The Ugly Indian Cricket ‘Fan’
The most immediate cause for concern after the attack on Greg Chappell in Bhubaneshwar before the second India-WI one-dayer, is the glaring lapse on the part of the security agencies. For a team that is living and playing under the shadow of persistent terrorist threats, one would have imagined that arrangements would have been strong enough to keep at least a deranged “fan” from coming in physical contact with members of the team. Fortunately, Chappell escaped unhurt from the attack and the man has been arrested. But the possibilities of what might have happened had something with more elaborate and vicious designs been attempted, are quite frightening.
After the dust settles on this issue – it will eventually, once a few regulation heads roll in the security establishment and the inevitable “high level probe” is ordered by the authorities – I wonder whether we will find time to address some other disturbing questions arising out of this incident. Questions that have been lurking round the corner for some time now, begging to be answered, but which we refuse to even acknowledge because we don’t want to be disturbed from the happy stupor we’ve fooled ourselves into.
These are questions that ask us to look into the mirror – and answer whether the face we see in it belongs to an aficionado of a gentleman’s game, or to an intolerant, parochial and foul-mouthed ruffian.

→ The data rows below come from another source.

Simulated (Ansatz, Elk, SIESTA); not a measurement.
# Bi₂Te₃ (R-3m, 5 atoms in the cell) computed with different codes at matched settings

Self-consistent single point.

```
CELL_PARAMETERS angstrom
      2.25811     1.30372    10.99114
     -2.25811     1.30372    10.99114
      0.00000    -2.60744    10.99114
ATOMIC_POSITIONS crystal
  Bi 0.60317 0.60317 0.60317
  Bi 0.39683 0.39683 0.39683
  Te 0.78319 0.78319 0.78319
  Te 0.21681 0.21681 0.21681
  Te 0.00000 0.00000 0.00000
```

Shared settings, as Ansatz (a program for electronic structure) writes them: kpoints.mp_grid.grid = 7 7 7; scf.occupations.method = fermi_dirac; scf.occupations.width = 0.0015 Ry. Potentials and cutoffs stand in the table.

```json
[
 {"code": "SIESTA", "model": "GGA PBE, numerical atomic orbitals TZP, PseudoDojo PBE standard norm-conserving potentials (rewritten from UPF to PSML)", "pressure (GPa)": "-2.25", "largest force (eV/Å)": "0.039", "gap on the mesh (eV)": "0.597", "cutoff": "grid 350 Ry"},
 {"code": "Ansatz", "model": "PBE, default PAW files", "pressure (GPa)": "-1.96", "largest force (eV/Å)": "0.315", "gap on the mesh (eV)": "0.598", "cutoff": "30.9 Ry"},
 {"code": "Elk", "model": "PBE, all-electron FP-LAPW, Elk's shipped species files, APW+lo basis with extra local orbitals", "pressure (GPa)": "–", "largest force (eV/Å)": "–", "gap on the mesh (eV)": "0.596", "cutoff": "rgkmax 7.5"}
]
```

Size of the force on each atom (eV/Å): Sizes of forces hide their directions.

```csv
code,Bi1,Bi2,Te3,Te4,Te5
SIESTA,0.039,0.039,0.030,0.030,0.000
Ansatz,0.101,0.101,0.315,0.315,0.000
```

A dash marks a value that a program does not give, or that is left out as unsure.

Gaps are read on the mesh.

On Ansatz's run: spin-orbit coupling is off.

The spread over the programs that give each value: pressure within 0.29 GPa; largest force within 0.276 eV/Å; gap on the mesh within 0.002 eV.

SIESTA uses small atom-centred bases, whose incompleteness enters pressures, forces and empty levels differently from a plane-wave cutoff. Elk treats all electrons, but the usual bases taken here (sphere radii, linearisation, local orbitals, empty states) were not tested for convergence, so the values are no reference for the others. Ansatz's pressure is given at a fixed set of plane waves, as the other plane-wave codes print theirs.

These are questions that ask us why, when we accept that zonal chauvinism is unhealthy for the game, we still unabashedly hold on to our own little regional biases. These are questions that ask us why we complain of racism against our cricketers overseas, when we ourselves have populated the North Stand of the Wankhede Stadium and perpetrated nasty racial abuse against a touring West Indies team. These are questions that ask us why, instead of glowing with pride that Mohammad Kaif, a young son of a railway ticket inspector from Eastern UP, has risen to represent India on the international stage, we readily deface the house that his family stays in every time he performs below our expectations.
These are questions that ask us to step out of the veil of devotion to the game which we’ve been hiding behind all this time. And expose ourselves for the fanatics that we are – not cricket fanatics, just ordinary ones.
I remember that during my engineering exams, I always hoped that the questions on sections of the syllabus I had not read through would be in the “optional” part of the question paper – I’d avoid them, and still get through. But there was always the fear of them appearing in the dreaded “compulsory” section, which meant a huge penalty for not answering them.
For long, we as the cricket-following public have tried to play the same game – hoping that these uncomfortable questions will be optional, that we’ll get by without answering them. Unfortunately, as the bigotry and crudeness that has become a part of almost everything in our lives, now takes over even our cricket, these questions are slowly creeping in to the “compulsory” section.
We better start preparing to answer them now, we better try to change the ugly face of the person we see when we look into the mirror – the penalty, otherwise, might be larger than we can bear.